And here's where I bump into a stubborn VPP dataplane. I would've expected the input and output
packet shaping to occur on both the untagged interface `e0` as well as the tagged interface
`xe0.10`, but alas, the policer only works in one of these four cases. Ouch!

I read the code around `vnet/src/policer/` and understand the following:
*   On input, the policer is applied on `device-input` which is the Phy, not the Sub-Interface. This
    explains why the policer works on untagged, but not on tagged interfaces.
*   On output, the policer is applied on `ip4-output` and `ip6-output`, which works only for L3
    enabled interfaces, not for L2 ones like the ones in this bridge domain.

I also tried to work with classifiers, like in the MAC address filtering above -- but I concluded
here as well, that the policer works only on input, not on output. So the mission is now to figure
out how to enable an L2 policer on (1) untagged output, and (2) tagged in- and output.

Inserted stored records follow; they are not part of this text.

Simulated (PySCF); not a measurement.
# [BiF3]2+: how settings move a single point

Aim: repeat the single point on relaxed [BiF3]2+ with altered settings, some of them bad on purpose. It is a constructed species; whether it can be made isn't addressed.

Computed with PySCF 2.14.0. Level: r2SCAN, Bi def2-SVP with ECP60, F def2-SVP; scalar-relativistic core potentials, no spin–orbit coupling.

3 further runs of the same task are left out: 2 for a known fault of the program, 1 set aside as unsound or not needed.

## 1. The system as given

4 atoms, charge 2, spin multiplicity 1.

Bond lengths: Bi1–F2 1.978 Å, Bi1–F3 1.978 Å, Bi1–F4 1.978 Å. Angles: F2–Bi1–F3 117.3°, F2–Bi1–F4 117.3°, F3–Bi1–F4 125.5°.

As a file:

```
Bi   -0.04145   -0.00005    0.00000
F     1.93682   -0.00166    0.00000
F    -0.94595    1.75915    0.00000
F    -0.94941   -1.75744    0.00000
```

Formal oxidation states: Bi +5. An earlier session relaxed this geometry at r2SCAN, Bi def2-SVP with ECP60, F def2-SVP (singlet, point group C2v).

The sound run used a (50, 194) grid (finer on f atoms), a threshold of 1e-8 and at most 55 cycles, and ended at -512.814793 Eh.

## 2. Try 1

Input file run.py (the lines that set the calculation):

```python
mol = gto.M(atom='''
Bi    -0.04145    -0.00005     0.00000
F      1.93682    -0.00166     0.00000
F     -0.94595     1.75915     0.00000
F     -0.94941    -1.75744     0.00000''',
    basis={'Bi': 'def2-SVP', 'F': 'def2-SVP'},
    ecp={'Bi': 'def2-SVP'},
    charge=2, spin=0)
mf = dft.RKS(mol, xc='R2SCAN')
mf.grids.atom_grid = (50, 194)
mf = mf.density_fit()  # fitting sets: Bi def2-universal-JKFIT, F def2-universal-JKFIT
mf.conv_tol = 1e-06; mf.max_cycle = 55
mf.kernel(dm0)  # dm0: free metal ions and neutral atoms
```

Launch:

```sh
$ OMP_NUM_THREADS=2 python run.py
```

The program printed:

**❌ Requirement #3 is not implemented!**

## What's Next

It's too bad that policers are a bit fickle. That's quite unfortunate, but I think fixable. I've
started a thread on `vpp-dev@` to discuss, and will reach out to Stanislav who added the
_policer output_ capability in commit `e5a3ae0179`.

Of course, this is just a proof of concept. I typed most of the configuration by hand on the VPP IXP
Gateway, just to show a few of the more advanced features of VPP. For me, this triggered a whole new
line of thinking: classifiers. This extract/match/act pattern can be used in policers, ACLs and
arbitrary traffic redirection through VPP's directed graph (eg. selecting a next node for
processing). I'm going to deep-dive into this classifier behavior in an upcoming article, and see
how I might add this to [[vppcfg](https://git.ipng.ch/ipng/vppcfg.git)], because I think it
would be super powerful to abstract away the rather complex underlying API into something a little
bit more ... user friendly. Stay tuned! :)